October 22, 1986|From Times Wire Services

In the second big Japanese deal with Boeing announced this month, All Nippon Airways said Tuesday that it will buy 11 Boeing 747 jumbo jets and spare parts worth a total of $1.5 billion. Japan Air Lines said last week that it intends to buy five 747s and six 767s for $869 million.

All Nippon Airways, which began operating between Japan and the United States last July, hopes to increase the number of flights and destinations between the two countries. Less than a year ago, it signed contracts for 25 Boeing 767-300 aircraft worth $2.36 billion, so the new order will bring the total to just under $4 billion.

Delivery is to begin in July and continue through 1992.

The company is considering buying engines from Pratt & Whitney or General Electric but has not ruled out Rolls-Royce, said Akio Kondo, the airline's deputy president and chief operating officer.

Negotiations With Pilots Union

Kondo told reporters in Washington that the specific model of 747 aircraft will depend on negotiations with All Nippon's pilots over whether the union will accept the two-member cockpit crews that will man the advanced, 500-passenger 747-400, which is to start rolling off the assembly line in late 1988. Other models require three cockpit crew members.

"We'd like to buy 400s," Kondo said.

The latest Japanese orders are a rebound for Boeing, which was stung on Oct. 1 when Northwest Airlines agreed to buy up to 100 planes for $3.2 billion from Airbus Industrie, the European consortium that has emerged as a major competitor.

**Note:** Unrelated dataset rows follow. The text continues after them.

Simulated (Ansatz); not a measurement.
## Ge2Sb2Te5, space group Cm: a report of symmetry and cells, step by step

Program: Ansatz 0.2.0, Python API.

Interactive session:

The $3.9 billion in orders are the equivalent to 7.8% of last year's $50-billion trade deficit between the United States and Japan, Kondo pointed out.

All Nippon Airways, Japan's largest domestic carrier, said in Tokyo that it plans to operate eight of the new planes on overseas flights. The three other jumbos will be used by Nippon's affiliate, Nippon Cargo Airlines.